Search out these older wise women. Many of them do not think that they are wanted or valued for their wisdom and experience, and many are just waiting to be asked. Perhaps you have tried, but cannot find a Godly older woman to learn from. There are many helpful books and devotional materials that are available. Elisabeth Elliot is one wise lady who has written many books and devotions aimed at teaching younger women to help us learn to draw on God’s strength and wisdom.

“The way of a fool seems right to him, but a wise man listens to advice.” Proverbs 12:15

Don’t: We are not to restrict ourselves and be unwilling to learn from others, even those we don’t expect to learn from! Read everything, and test against scripture. Just because someone else does things differently to us, or who starts with a different perspective, doesn’t mean we cannot learn from them. What we don’t need to be doing, is getting proud! If we read a book, we can take 90% and throw out the rest, or take 10% and throw out the rest – use what is wise and helpful. Sometimes we need to guard against being exclusive – God gives wisdom to those we don’t expect!

Do: As a mother, we will need to make some sacrifices – in work, in busy-ness, and in ministry. We are not the same person we were before we had children, and we cannot do everything. Our children, for a time, need to be our priority.

Ted Tripp: “Parenting will mean that you can’t do all the things that you could otherwise do. It will affect your golf handicap. It may mean your home doesn’t look like a picture from Better Homes and Gardens. It will impact your career and ascent on the corporate ladder. It will alter the kinds of friendships you will be able to pursue. It will modify the amount of time you have for bowling, hunting, television, or how many books you read. It will mean that you can’t develop every interest that comes along. The costs are high… God calls you to invest yourself in this way with your children.”

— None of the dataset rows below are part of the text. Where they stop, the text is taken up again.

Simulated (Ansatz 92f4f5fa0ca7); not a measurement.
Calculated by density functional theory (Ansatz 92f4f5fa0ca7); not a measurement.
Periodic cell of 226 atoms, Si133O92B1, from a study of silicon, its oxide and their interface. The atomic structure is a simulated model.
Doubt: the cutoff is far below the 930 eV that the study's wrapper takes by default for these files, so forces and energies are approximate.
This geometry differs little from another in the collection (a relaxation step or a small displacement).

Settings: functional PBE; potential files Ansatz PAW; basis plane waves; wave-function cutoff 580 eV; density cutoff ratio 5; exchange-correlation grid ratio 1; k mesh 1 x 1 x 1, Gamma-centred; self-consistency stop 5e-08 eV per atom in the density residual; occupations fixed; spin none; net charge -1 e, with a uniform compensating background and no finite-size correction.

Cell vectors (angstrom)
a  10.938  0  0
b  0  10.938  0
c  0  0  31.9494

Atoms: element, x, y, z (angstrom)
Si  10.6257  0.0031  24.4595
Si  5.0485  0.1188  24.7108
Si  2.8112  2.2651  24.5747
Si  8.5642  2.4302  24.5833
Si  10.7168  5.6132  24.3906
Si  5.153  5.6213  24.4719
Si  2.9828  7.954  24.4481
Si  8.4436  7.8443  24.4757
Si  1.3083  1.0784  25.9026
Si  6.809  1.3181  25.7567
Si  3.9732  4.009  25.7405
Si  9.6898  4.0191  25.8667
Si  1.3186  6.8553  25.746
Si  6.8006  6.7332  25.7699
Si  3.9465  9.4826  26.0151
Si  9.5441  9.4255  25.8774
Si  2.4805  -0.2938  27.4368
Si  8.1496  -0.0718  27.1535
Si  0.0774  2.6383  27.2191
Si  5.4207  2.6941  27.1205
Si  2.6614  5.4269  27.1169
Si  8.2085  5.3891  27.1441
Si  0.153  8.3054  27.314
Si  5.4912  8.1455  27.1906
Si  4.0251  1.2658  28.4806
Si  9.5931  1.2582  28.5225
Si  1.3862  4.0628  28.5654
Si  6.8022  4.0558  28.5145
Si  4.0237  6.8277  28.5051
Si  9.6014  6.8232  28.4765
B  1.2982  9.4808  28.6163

Elisabeth Elliot, in one of her daily devotions says that there is no such thing as quality time. All quantity time is quality time, she says. Raising a family means that we just can’t do everything. Squeezing in ‘quality time’, amongst our busy lives, is short changing our children. They don’t need to be doing loads of activities, or going to playgroup or preschool every day. They need us. They need our time. Of course, there are times in our lives when we need to make very difficult choices, that may impact our children. But we also need to make sure that we are not pursuing ourselves, our work, our ministry at the expense of our children.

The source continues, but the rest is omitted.